The Night My Sister Went to Hollywood is a debut collection from Hilda Sheehan, a mother of five who is the editor of Domestic Cherry magazine and works for Swindon Artswords. To judge from this collection, she is also an accomplished and idiosyncratic poet. Bristling with the stuff of everyday life, her poems are shot through with dark humour and surreal insights. The collection is divided into two sections. In the first she defines and explores her territory, a world in which, like the young mums in Larkin’s ‘Afternoons’, ‘something is pushing’ her protagonists ‘to the side of their own lives.’ Although this is an area which has frequently been visited by others, Sheehan brings to it her own slant, exploring various dichotomies: the banal and the miraculous, the mundane and the seemingly glamorous, the explicable and the disconcertingly surreal. In the second section the same polarities are at play, but her eye is focused more particularly on the conflict between romantic love and the pressures we all find ourselves under in coping with the business of life. In her title poem Sheehan explores quotidian reality against the backdrop of the movies:
she left a stare on the bathroom window
and rubber gloves slumped over taps
like yellow dresses waiting for a clean.
However, there is more than a hint that our longing to escape may also be a form of posturing and self-indulgence:
Hollywood made a film with most of the crying
included, ending with the hope of highlights,
Botox, bigger lips and no one seemed to care
if her bed was made, if her bed was unmade.

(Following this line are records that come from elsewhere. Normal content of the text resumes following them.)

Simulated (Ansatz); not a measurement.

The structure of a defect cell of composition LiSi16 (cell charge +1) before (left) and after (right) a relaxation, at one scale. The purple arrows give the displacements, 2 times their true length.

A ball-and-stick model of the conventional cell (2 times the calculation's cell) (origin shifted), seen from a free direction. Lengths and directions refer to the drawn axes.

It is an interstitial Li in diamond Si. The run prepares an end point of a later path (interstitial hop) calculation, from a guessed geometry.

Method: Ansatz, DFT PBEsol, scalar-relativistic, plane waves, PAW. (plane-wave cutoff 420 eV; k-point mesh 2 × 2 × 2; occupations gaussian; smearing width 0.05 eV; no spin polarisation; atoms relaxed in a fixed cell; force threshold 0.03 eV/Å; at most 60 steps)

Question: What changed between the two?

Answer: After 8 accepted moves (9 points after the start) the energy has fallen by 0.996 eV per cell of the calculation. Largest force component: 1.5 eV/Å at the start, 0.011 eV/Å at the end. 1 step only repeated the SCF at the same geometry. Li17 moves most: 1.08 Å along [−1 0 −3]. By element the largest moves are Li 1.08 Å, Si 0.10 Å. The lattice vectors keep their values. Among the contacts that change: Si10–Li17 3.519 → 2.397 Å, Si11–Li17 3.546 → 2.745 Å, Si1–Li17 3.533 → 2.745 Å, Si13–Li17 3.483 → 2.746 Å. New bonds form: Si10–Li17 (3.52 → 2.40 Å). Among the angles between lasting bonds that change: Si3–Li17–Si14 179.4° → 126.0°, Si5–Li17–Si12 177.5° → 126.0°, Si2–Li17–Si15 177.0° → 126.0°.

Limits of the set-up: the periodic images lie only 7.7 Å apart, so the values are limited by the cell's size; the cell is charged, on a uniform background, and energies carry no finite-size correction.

In ‘Not in the Stars’ she exploits again the image of Hollywood in a brilliantly concentrated narrative:
I was never a Vivien Leigh
but we rode the same streetcar once:
her on her way to torment,
me on the way back.
In this wittily textured poem Sheehan draws an effective contrast between Vivien Leigh in her portrayal of the self-dramatizing Blanche DuBois and a second more down to earth protagonist who seems nonetheless exhilarated at the spectacle of another’s life in meltdown: ‘… she got off, bright as a naked light bulb, / left me in the empty streetcar / to throb with exciting life.’ In ‘Don’t Tell Louise’ the poet again plays brilliantly with dramatic voicings. Hitching a lift with a man who claims to be Jesus, Louise is unimpressed and sceptical: ‘he’s fake: no one can walk on water, / no one can rise from the dead.’ However, the second unnamed protagonist seems more open to the possibility of miracles: ‘But I’m not so sure, Jesus is perfectly nice, // he offers us eternal life.’
In ‘Tragedy from a Bathtub’ Sheehan moves away from the glitzy fables of Hollywood and deploys some of the characters of Shakespearean tragedy to evoke the breakdown of a dysfunctional family:
When mother awoke
she tackled the washing up
but found life too dull without Romeo
and left, through a door
I could never find in the cellar.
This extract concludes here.